By Kovani - Posted Feb 10, 12

 
How often do we see someone cause misery for the sole sake of making others miserable? Rarely, I'd say. With the exception of people like Tom Brady (go Giants), the vast majority of people are human beings, and I, personally, believe that we're all good people. That said, people don't get on with each other all the time, and some more than others. We have people we don't like, people who aggravate us. We have our villains, and they're a sad, if unchanging, part of life. In roleplay, it's the same – can you imagine an Old Republic without the crackling, forboding voice of Darth Malgus? The problem with creating a villain, however, is that quite often they can antagonize players just as much as a character, and when this happens, roleplay falters. In this Datapad Notes, we'll be exploring the ways that players can create memorable villains without antagonizing others.

Do you play a character that irritates, attacks, or doesn't always do what their faction expects? They can be a Jedi Knight, irritatingly superior with harsh morals that often aggravate the people they work with. Perhaps they're an Imperial Agent, willing to side with the enemy to ensure that the greater good survives. Or, alternately, they could be a Sith Inquisitor, determined to make the Republic fall to its knees, so the galaxy can, once again, know true order. If you do, good work. Hopefully, you haven't run into the problems that come with creating an antagonist, counterpart, anti-hero, villain. If you have, perhaps this will help you work on keeping people interested out-of-character, or improve your character. We'll be discussing how a villain can contribute to roleplay, the importance of backstory in making a character, and we'll also touch on how to handle the delicate inticracies between players and characters, and how to keep them happy.
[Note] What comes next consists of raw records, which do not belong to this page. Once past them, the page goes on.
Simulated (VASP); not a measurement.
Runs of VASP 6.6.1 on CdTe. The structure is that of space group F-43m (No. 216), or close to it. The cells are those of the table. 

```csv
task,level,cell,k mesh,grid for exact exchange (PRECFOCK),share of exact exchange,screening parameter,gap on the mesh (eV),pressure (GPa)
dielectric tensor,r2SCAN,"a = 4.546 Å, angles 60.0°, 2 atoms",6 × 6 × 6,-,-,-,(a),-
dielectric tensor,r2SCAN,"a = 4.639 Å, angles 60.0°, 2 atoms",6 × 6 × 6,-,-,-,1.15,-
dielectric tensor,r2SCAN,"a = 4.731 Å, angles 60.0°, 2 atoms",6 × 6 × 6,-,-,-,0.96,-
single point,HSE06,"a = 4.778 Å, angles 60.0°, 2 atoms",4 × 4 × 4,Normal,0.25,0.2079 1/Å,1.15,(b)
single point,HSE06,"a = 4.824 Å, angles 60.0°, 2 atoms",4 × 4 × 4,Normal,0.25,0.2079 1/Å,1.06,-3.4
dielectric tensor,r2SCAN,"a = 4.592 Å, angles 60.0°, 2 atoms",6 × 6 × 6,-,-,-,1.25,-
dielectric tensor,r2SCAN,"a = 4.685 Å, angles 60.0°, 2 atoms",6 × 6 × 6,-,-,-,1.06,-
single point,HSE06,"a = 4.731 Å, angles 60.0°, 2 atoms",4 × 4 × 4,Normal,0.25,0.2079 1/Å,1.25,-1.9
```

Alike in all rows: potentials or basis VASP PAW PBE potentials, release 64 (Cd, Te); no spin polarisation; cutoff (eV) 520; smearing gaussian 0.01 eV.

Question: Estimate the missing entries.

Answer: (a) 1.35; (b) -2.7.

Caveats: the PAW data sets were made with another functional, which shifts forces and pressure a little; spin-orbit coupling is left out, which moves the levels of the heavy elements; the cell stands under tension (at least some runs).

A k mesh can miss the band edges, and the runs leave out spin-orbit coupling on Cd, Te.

Buckle up, folks, and get ready to fall to the Dark Side.

"Placing this image in your articles only makes more people join my cause, Kovani."

Now, the first thing we need to realize is that we're talking about a villain, here; we're not talking about an evil character. There's a subtle, but distinct difference between the two. A villain creates a plot against other characters. An evil character, on the other hand, doesn't.

"A villain is a foil for a hero. They're an integral part of a plot that moves it forward and has an arc of their own," said NagiNagi. "A generic evil character [...] is a less-developed obstacle who's less a character and more an event within a story." Roleplayers generally agree that roleplaying (that is what we do here, right?) is simply the creation of a story; and, typically, stories require conflict. Villains are the source of that conflict.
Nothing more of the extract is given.